Who reported new information
We shouldn’t be surprised by the fact that most of news still comes from traditional sources. This is the conclusion of a study in the US by the Project for Excellence in Journalism.
It found that most original reporting still comes from primarily newspapers, followed by television and radio, despite the proliferation of digital media.
Newspapers accounted for two-thirds of new information, followed by TV at 28% and radio at 7%
No doubt some will use this as ammunition to attack the internet as a forum for regurgitation and bloviation, and crow about the importance of traditional media.
But this misses the point. The study would have been more astounding had it come up with the opposite result.
It is not unexpected to find that digital-only outlets accounted for just 4% of original pieces of reporting.

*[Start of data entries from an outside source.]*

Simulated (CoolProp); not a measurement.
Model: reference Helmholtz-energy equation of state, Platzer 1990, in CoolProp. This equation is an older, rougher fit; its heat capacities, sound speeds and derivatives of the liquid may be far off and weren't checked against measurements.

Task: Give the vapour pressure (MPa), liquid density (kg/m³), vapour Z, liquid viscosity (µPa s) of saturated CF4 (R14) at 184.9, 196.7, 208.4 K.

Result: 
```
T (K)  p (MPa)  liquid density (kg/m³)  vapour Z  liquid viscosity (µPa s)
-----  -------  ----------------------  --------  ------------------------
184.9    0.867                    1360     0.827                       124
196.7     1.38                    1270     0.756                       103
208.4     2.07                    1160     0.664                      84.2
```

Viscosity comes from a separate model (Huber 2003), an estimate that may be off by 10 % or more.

Digital media is in its infancy while established media has a structural and organisational advantage.
Newspapers have been around for more than 100 years, during which time they established themselves as the primary vehicle for news and information. But at the start, newspapers were much more like digital media is today.
As Leonard Downie, Jr., and Michael Schudson said in their report, The Reconstruction of American Journalism:
In the early days of the republic, newspapers did little or no local reporting—in fact, those early newspapers were almost all four-page weeklies, each produced by a single proprietor-printer-editor. They published much more foreign than local news, reprinting stories they happened to see in London papers they received in the mail, much as Web news aggregators do today. What local news they did provide consisted mostly of short items or bits of intelligence brought in by their readers, without verification.
The study focused on news in the Baltimore area, raising questions as to how far its results came be applied to other parts of the US or internationally.
As the New York Times points out, online start-ups in other parts of America, such as San Diego and Minneapolis, have become good sources of original reporting.
In the province of British Columbia, The Tyee and the Vancouver Observer are two digital-only outlets that provide local news.
Perhaps the most worrying aspect of the study is that the journalism done by mainstream media was driven mostly by government statements rather than journalists’ own reporting.
This finding is most worrying of all as it undermines the journalism of traditional media.
No disrespect to Baltimore, but I’d be more interested in seeing a study on how these proportions play out in, say, Sri Lanka.